Analysts and observers have highlighted a core risk exposed by the incident: the compounding nature of DeFi’s composability. When multiple protocols rely on a shared token or bridge, a vulnerability in one hinge can reverberate across the entire network, forcing sudden risk management actions across an otherwise diversified ecosystem. Cyvers senior leadership emphasized to Cointelegraph that this is precisely the kind of incident that underscores the fragility and complexity of modern DeFi infrastructure when bridges and adapters are compromised.

Contextual backdrop: a string of cybersecurity incidents

The Kelp attack sits within a broader panorama of DeFi hacks observed over the past several months. In late April, Drift Protocol—a decentralized derivatives exchange—suffered a major exploit that drained roughly $280 million from the platform. Drift’s post-mortem described a months-long intrusion, noting the attackers’ alleged infiltration of developer machines and the eventual deployment of malware. The incident traced to a sophisticated operation that reportedly included access gained at a large crypto conference, followed by collaboration with the attackers before the breach unfolded.

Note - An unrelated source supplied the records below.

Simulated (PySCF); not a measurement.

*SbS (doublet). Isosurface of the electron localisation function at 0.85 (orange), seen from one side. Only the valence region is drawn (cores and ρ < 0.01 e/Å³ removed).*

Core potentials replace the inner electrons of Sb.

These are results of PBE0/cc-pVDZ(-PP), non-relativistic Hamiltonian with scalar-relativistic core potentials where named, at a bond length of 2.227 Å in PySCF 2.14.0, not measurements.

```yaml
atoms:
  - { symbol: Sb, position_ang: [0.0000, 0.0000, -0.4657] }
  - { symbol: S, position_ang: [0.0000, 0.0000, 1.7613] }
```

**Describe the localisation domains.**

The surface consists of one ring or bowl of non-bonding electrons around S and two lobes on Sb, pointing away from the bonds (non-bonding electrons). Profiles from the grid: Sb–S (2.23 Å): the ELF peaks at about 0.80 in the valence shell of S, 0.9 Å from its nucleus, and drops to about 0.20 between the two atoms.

Taken together, these events illuminate a persistent security challenge for the nascent DeFi stack: attackers are increasingly targeting the risk-prone layers of cross-chain interoperability and restaking mechanisms, where a single vulnerability can cascade into sizable losses across multiple protocols. Industry participants continue to debate the best path forward—ranging from more stringent bridge audit standards to enhanced multi-party computation (MPC) and formal verification for cross-chain components.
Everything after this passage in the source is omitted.